BinomialBoost

In the previous post, we introduced the Gradient Boosting framework as functional gradient descent, where we minimize a loss function by iteratively adding base learners that approximate the negative gradient (pseudo-residuals) of the loss. We demonstrated this with the squared loss, where residuals had a direct and intuitive interpretation. In this post, we extend that idea to logistic loss, which is more appropriate for binary classification tasks. This special case is often referred to as BinomialBoost.


Logistic Loss and Pseudo-Residuals

For binary classification with labels \(Y = \{-1, 1\}\), the logistic loss is given by:

\[\ell(y, f(x)) = \log(1 + e^{-y f(x)})\]

At each boosting iteration, we need to compute the pseudo-residuals, which are the negative gradients of the loss with respect to the model’s prediction. For the \(i\)-th training example:

\[\begin{aligned} r_i &= - \frac{\partial}{\partial f(x_i)} \ell(y_i, f(x_i)) \\ &= - \frac{\partial}{\partial f(x_i)} \log(1 + e^{-y_i f(x_i)}) \\ &= y_i \cdot \frac{e^{-y_i f(x_i)}}{1 + e^{-y_i f(x_i)}} \\ &= \frac{y_i}{1 + e^{y_i f(x_i)}} \end{aligned}\]

These pseudo-residuals guide the model by indicating how each example’s prediction should be adjusted to reduce the classification loss.

Step Direction and Boosting Update

Once we compute the pseudo-residuals \(r_i\), the next base learner \(h_m \in \mathcal{H}\) is fit to match them in a least squares sense:

\[h_m = \arg\min_{h \in \mathcal{H}} \sum_{i=1}^n \left( \frac{y_i}{1 + e^{y_i f_{m-1}(x_i)}} - h(x_i) \right)^2\]

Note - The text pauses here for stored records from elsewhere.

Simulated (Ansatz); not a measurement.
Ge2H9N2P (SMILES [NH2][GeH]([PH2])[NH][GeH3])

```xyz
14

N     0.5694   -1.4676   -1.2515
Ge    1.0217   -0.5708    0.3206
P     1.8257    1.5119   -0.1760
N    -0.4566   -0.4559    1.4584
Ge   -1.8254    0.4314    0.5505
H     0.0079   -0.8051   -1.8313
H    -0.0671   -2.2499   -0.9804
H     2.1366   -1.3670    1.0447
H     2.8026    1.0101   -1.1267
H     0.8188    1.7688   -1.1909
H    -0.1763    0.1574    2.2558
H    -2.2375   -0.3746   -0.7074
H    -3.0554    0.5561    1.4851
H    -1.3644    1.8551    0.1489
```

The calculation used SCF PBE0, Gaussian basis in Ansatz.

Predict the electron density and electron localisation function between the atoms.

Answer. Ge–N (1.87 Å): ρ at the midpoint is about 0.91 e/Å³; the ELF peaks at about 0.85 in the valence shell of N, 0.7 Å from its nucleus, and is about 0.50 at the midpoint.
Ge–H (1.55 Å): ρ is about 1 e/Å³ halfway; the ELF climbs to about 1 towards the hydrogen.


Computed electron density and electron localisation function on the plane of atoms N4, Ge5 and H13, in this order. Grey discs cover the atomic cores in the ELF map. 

The model is then updated as:

\[f_m(x) = f_{m-1}(x) + \nu h_m(x)\]

where \(\nu \in (0, 1]\) is the learning rate or shrinkage parameter and \(f_{m-1}(x)\) is prediction after \(m−1\) rounds.

Gradient Tree Boosting

A particularly effective version of gradient boosting uses regression trees as base learners. The hypothesis space is:

\[\mathcal{H} = \{ \text{regression trees with } S \text{ terminal nodes} \}\]
  • \(S = 2\) corresponds to decision stumps, a very simple weak learner that makes a prediction based on a single feature threshold.
  • Larger values of \(S\) allow more expressive trees, capable of capturing more complex interactions among features.
  • Common choices for tree size: \(4 \leq S \leq 8\)

Gradient Tree Boosting combines the predictive power of decision trees with the optimization capabilities of functional gradient descent. Each tree fits the pseudo-residuals (i.e., the gradient of the loss), and the overall model evolves by sequentially adding these trees with appropriate scaling (via step size or shrinkage).

This approach is widely known as Gradient Tree Boosting and is implemented in various software packages:

  • R: gbm
  • scikit-learn: GradientBoostingClassifier, GradientBoostingRegressor
  • XGBoost, LightGBM: state-of-the-art libraries for scalable, high-performance boosting
Visual Example;

As a simple regression example, we can use an ensemble of decision stumps to fit a noisy version of the sinc function using squared loss. Even shallow learners (depth-1 trees) become powerful when combined via boosting. Here’s what the model looks like after different boosting rounds:

Decision stumps with 1,10,50, and 100 steps

The shrinkage parameter \(\lambda = 1\) is used in this example to simplify learning, though smaller values are typically preferred in practice to prevent overfitting.


Conclusion

With all the pieces in place, we can summarize what’s needed to implement Gradient Boosting (also known as AnyBoost):

  • A differentiable loss function: e.g., squared loss for regression, logistic loss for classification
  • A base hypothesis space: e.g., regression trees of fixed depth
  • A gradient descent procedure in function space
  • Hyperparameters: step size \(\nu\), number of boosting rounds \(M\), tree size \(S\)

This general and flexible framework can adapt to a wide variety of tasks, making Gradient Boosting one of the most versatile and powerful tools in modern machine learning.